By quoting Ex Warehouse, in reality I am saying to the supplier “COME AND GET IT” my sale is a domestic sale. It’s the overseas buyer that does all the work mentioned above. The Ex Warehouse term is often used by the novice exporter who is not familiar with the “ins and outs” of international sales. Of course many importers (buyers) will not want to do all the hard work!!

The seller must be prepared to respond to any Incoterm 2020 requested by the importer (or buyer)
If I quote C.FR subject to Incoterms 2020 now I am the ACTIVE seller and the buyer is the “lazy buyer” in so much as, I have to arrange export documentation such as Certificate of Origin, Bills of Lading or Airway bills, I must understand freight rates, how to book cargo with an airline or shipping line or how to work with a freight forwarder. I must learn and understand what is required of me.

Let’s now take Incoterms 2020 a step further. First of all what is meant by the word Incoterms 2020 and what is its purpose? The word Incoterms is an acronym, a word made out of the letters of other words. IN stands for “international” CO stands for “commercial” and TERMS remain “terms”. 2020 indicates the latest edition published in 2020. Hence IN CO TERMS 2020.

What is the purpose of Incoterms 2020?

Incoterms are used by both buyer and seller to reflect their involvement in documentation and logistics but this is a bi-product of Incoterms 2020. The true purpose is to address the buyers and sellers responsibilities.

Responsibilities under the three headings.

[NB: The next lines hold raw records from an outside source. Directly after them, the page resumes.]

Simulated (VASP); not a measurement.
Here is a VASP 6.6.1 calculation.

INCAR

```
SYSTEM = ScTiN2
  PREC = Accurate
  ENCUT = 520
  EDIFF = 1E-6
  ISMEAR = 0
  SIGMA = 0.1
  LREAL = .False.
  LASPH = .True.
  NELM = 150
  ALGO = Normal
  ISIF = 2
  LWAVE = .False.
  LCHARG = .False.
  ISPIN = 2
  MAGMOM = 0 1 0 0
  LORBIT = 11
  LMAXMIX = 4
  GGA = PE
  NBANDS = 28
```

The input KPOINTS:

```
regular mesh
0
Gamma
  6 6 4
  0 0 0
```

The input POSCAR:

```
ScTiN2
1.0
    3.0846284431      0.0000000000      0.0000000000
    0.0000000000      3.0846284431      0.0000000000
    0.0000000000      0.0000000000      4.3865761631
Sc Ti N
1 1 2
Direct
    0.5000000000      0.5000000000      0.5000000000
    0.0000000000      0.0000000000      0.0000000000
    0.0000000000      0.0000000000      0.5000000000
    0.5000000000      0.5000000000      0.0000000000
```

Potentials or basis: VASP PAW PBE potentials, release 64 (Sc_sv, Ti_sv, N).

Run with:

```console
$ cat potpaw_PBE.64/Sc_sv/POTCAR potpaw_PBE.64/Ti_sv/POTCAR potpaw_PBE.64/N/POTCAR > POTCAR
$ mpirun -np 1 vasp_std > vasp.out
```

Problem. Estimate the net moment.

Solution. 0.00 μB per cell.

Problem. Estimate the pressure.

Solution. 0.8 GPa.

  • Precise place of delivery
  • Division of cost
  • Where the risk for the goods of the order passes from the buyer to the seller

Lets briefly look at all eleven Incoterms 2020 that are internationally recognised.

For any mode of modes of transport we have the following terms:

EXW: EX WORKS OR EX WAREHOUSE
FCA: FREE CARRIAGE TO NAMED PLACE OF DELIVERY
CPT: CARRIAGE PAID TO NAMED PLACE OF DESTINATION
CIP: CARRIAGE AND INSURANCE PAID TO NAMED PLACE OF DESTINATION
DAP: DELIVERED AT PLACE OF DESTINATION
DDP: DELIVERED DUTY PAID
DPU: DELIVERED AT PLACE UNLOADED

For sea and inland waterway transport we have the following:

FAS: FREE ALONGSIDE SHIP
FOB: FREE ON BOARD SHIP AT NAMED PORT
CFR: COST AND FREIGHT TO NAMED PORT OF DESTINATION
CIF: COST INSURANCE AND FREIGHT TO NAMED PORT OF DESTINATION

Let’s now examine the term FOB subject to Incoterms 2020 under Place, Cost, Risk.

The PLACE of delivery is On board the vessel.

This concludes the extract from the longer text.